In this talk we will discuss how the flexibility of the GStreamer multimedia framework allows to implement these use cases, and which features are already provided to make it very simple to develop such applications. We will briefly introduce how data flow handling and synchronisation works in GStreamer. After this we will discuss how various open standards like RTP/RTSP and PTP/NTP can be leveraged to implement these use cases, while providing interoperability with other solutions. We will discuss how these are integrated into GStreamer and which challenges exist.

Sebastian Dröge is a Free Software developer and one of the GStreamer maintainers and core developers. He has been involved with the project for almost 10 years now. He also contributes to various other Free Software projects, like Debian, GNOME and WebKit. While finishing his degree in computer sciences at the University of Paderborn in Germany, he started working as a contractor for GStreamer and related technologies.

Nowadays Sebastian is working at Centricular, a company providing consultancy services around GStreamer and Free Software in general.

Apart from multimedia related topics, Sebastian has an interest in digital signal processing, programming languages, machine learning, network protocols and distributed systems.

OpenGL Desktop/ES for the GStreamer pipeline, Matthew Waters (ystreet00), Centricular

OpenGL is a powerful API usually accompanied by dedicated hardware. Equipped with GLSL, one can envisage complex (or simple) filters, mixers, sources and sinks that transform, produce or consume the typical video stream in extraordinary ways.

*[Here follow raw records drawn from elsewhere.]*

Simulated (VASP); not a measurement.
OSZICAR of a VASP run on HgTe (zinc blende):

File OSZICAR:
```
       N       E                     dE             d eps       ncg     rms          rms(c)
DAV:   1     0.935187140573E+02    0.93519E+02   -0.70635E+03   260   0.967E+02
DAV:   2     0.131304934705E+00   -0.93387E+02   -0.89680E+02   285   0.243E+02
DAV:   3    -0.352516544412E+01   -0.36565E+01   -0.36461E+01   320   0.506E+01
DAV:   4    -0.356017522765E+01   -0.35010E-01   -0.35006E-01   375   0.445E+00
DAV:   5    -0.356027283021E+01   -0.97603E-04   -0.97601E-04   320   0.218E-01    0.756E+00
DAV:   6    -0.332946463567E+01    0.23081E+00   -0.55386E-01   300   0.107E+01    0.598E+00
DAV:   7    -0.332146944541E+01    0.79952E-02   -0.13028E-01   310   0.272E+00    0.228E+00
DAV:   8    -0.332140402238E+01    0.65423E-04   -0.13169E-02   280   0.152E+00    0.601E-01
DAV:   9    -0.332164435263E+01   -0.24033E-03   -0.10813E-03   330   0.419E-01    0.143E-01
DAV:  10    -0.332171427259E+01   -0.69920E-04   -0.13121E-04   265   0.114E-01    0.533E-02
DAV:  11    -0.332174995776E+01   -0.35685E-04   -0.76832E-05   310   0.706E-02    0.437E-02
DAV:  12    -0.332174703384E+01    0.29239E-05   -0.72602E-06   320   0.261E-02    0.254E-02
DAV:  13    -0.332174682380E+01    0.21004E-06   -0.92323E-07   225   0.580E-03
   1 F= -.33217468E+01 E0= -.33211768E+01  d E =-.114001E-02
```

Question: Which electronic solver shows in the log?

This talk will provide for an overview on the current integration state of GStreamer + OpenGL and a look into the future of GStreamer with OpenGL.

Matthew Waters has only just started his hopefully long and rewarding FOSS career after using Linux for the past couple of years. When he isn't hacking on GStreamer's OpenGL support, he is attending University and playing around with waveforms.

Robust lipsync error detection using GStreamer and QR Codes, Florent Thiery, Ubicast

Audio to video synchronization (also called lipsync ) is a critical aspect of multimedia processing that may be affected anywhere along the media workflow, from capture to delivery. This talk will describe a blackbox-style approach and analysis software based on gstreamer and QR Codes designed to help solve this recurrent problem regardless of the nature of the system.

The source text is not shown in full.